Ford’s F-Series of pickup trucks may be the brand’s best-seller—and, in fact, the country’s best-seller—but it’s not the only Ford model with a rich history and modern popularity. Small SUVs are a popular segment in the American auto market, and Ford’s Escape has been one of the Top 25 best-selling vehicles in the country for several consecutive years now, selling over 100,000 units in 2022 alone. You can find this compact SUV on roads and in Ford dealerships from coast to coast these days.
To get to this point, the Escape had to stand the test of time. It’s been around for more than two decades and has evolved quite a bit to keep up with shifting trends and modern tastes. The Escape may have a very different body shape and way more tech features than it did when it first rolled off the production line, but through it all it’s hung onto the winning formula that made it competitive in the SUV segment pretty much instantly. It offers a refined ride, a spacious interior, and solid fuel economy for its segment. Let’s take a look at how the Escape has changed throughout the years and where it is today.
2000 – The Escape Debuts
The Ford Escape made its first appearance at the North American International Auto Show in 2000. This was quickly followed by a wider release for the 2001 model year. The Escape originally came standard with a 2.0L engine capable of producing 130 hp and 135 lb-ft of torque. For more power, drivers could upgrade to a 3.0L V6 that brought both horsepower and torque up to 200. Both powertrains were available with either front- or four-wheel drive.
Back in the early 2000s, compact SUVs weren’t the juggernaut they are today; it was still an emerging sector without the immense amount of competition we have today. This made the Escape’s mix of four-wheel drive capability, a high driving position, a roomy interior, and impressive fuel economy a unique one, appealing both to car drivers looking for more space and SUV drivers looking for better on-road performance and easier maneuverability. The Escape, therefore, came of age as this segment was rapidly gaining popularity. To put it into perspective with some hard figures, in the year the Escape made its US debut, small SUVs accounted for just five percent of total vehicle sales in the country; by 2014, that number had tripled to 15.7%.
Interestingly, the original Escape was the product of a collaboration between Ford and Mazda. The Mazda Tribute was based on the same platform and was produced between 2000 and 2011. Ultimately, the Tribute was replaced by the Mazda CX-7, a vehicle completely separate from the Escape. Ford also released a similar compact SUV under its now-defunct Mercury division called the Mercury Mariner.

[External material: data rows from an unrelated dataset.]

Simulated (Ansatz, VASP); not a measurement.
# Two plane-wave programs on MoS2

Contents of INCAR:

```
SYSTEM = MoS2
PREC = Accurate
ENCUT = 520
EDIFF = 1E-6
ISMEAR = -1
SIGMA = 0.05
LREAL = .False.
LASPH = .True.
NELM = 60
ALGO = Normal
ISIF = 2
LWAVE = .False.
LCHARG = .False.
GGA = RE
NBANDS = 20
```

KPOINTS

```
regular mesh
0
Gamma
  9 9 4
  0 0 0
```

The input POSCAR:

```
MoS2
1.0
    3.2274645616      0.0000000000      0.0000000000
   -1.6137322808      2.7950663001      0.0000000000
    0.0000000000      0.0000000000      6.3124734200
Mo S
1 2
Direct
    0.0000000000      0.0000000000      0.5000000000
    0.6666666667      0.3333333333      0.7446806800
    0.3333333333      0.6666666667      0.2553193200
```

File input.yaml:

2005 – Refresh Brings New Powertrains
The Escape’s first generation lasted for nearly a decade, but it didn’t stay static for that entire time. In addition to smaller tweaks made year after year, the Escape got a major refresh for 2005. The 2.0L base engine was replaced with a 2.3L version capable of 153 hp. A hybrid powertrain also joined the lineup, allowing Ford to claim the honor of producing the world’s first hybrid SUV.
With the hybrid powertrain and 2WD, a 2005 Escape can get up to 29 MPG city/highway combined, according to an updated rating from the EPA. Since the average 2023 vehicle gets a combined 28 MPG—also according to the EPA—that’s a highly impressive figure for an SUV, especially at that time. The hybrid powertrain could even propel the vehicle entirely on electric power for a limited time.
2008 – Generation Two
The second generation brought more modern styling to the Escape, both inside and out. The exterior was designed to look tougher and more squared-off, projecting the image of an SUV ready to tackle anything. The cabin gained a boost in aesthetics and storage for a more comfortable ride. For the 2009 model year, the base powertrain was updated again, becoming a 2.5L engine capable of 170 hp. The automatic transmission also got an upgrade, becoming a six-speed instead of a four-speed for improved fuel economy and driving dynamics.
2013 – Sleeker Shape for the Third Generation
Generation three saw a complete redesign from the ground up. Leaving the boxy look behind, the Escape’s body became sleeker and more aerodynamic. The array of powertrains was simplified, dropping the hybrid option and the inefficient V6 to focus on EcoBoost four-cylinder engines that sought to balance power and efficiency. Despite being smaller and more efficient than the base engine, the new 1.6L EcoBoost was able to produce more at 173 hp and 177 lb-ft of torque. A larger 2.0L EcoBoost was rated at 237 hp and 250 lb-ft of torque.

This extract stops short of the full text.